All About Compost
When planting a new garden or giving an existing one a well earned boost, the incorporation of compost can be the difference between a very successful garden and one that performs poorly. Compost is the easiest and simplest way to improve your soil and grow happy healthy plants. Put simply, if you look after the soil then the soil in turn will look after your plants. What is compost? Compost is the end product of the decomposition of organic materials, either of plant or animal origin.
Healthy Soil, Healthy Plants
Why is Compost Important?
Many of our backyard soils in New Zealand have minimal top soil and it is usually seriously depleted of organic matter like compost. The soil type is also often heavy clay or in some instances (volcanic or coastal sandy areas) a fine, overly free draining soil.
The benefit of compost is that it improves soil structure, provides important nutrients and food for vital soil micro organisms and helps plants develop strong healthy root systems.
How Compost Improves Soil
Not only does compost create a healthy environment for your plants' root systems, but it also acts like a sponge that holds water in the soil for longer without compromising air spaces. Soils low in organic matter can suffer two issues. Either the water doesn’t even make it into the soil and runs straight off, or the water runs quickly through. Organic matter like compost helps distribute water evenly. Essentially it improves the soil structure by opening up clay soils and binding together sandy soils.
Heavy Clay Soils
This type of soil is typically very wet in winter and bakes hard and dry in summer. Adding generous quantities of compost prevents it from being too wet or dry by enabling better drainage.
With very fine free-draining volcanic or coastal soils, water enters and drains away quickly. This also means it cannot store nutrients that plants need to thrive. Compost improves the soil's water-holding capacity and ability to retain nutrients.
When to Apply Compost
There is no rule, compost can be added to the soil at any time of the year.

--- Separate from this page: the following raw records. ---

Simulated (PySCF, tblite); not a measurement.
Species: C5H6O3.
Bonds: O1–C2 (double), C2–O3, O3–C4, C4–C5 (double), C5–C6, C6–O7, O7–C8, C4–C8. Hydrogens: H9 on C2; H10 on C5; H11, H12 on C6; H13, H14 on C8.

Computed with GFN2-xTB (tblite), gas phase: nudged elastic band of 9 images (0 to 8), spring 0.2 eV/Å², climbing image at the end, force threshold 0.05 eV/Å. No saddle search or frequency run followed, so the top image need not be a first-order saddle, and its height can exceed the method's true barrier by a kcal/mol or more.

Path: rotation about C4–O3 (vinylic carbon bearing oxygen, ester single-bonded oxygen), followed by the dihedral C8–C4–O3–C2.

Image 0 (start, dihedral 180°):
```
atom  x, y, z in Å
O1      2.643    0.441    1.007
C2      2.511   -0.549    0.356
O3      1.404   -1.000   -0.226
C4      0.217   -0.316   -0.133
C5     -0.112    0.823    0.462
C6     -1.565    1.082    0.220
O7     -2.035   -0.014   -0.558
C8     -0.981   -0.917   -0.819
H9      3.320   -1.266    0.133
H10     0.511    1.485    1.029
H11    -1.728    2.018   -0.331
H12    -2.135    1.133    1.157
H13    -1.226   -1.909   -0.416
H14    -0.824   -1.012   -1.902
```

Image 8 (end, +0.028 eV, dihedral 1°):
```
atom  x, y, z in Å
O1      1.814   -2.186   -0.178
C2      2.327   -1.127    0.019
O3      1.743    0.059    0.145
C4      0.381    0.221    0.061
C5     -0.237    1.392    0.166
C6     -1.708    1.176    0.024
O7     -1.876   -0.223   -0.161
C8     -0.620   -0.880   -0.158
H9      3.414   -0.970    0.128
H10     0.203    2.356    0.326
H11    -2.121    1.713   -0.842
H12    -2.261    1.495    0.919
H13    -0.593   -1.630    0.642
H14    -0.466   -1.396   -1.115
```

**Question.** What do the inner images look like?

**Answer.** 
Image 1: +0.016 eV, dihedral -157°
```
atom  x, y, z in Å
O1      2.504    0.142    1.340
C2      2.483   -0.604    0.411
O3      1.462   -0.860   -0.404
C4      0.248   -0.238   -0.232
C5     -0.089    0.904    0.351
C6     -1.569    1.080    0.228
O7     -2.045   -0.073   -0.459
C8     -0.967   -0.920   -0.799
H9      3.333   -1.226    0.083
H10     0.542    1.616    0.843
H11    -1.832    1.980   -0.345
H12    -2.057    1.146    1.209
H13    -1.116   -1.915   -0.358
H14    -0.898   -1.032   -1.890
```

In the veggie garden it is normal practice to dig in (mix well with existing soil), compost to a depth of 10-12 cm prior to planting.
When planting new trees and shrubs; mix compost with existing soil at the time of planting. Be especially generous where soils are particularly heavy.
With existing trees and shrubs, compost can be applied around the plants at any time during the growing season.
How Much Compost to Use
It is almost impossible to use too much compost. Amazingly, compost appears to almost disappear in your garden, therefore repeat applications are recommended during the growing seasons, especially in new gardens. Compost is versatile and can also be used as mulch throughout the garden. Apply it to a depth of 5cm.
Modern potting mixes are especially free-draining which is an important factor when growing in containers. When it comes to container planting, compost should not be used as a potting mix. It has significant water holding capabilities and physical properties which makes it unsuitable as a potting mix.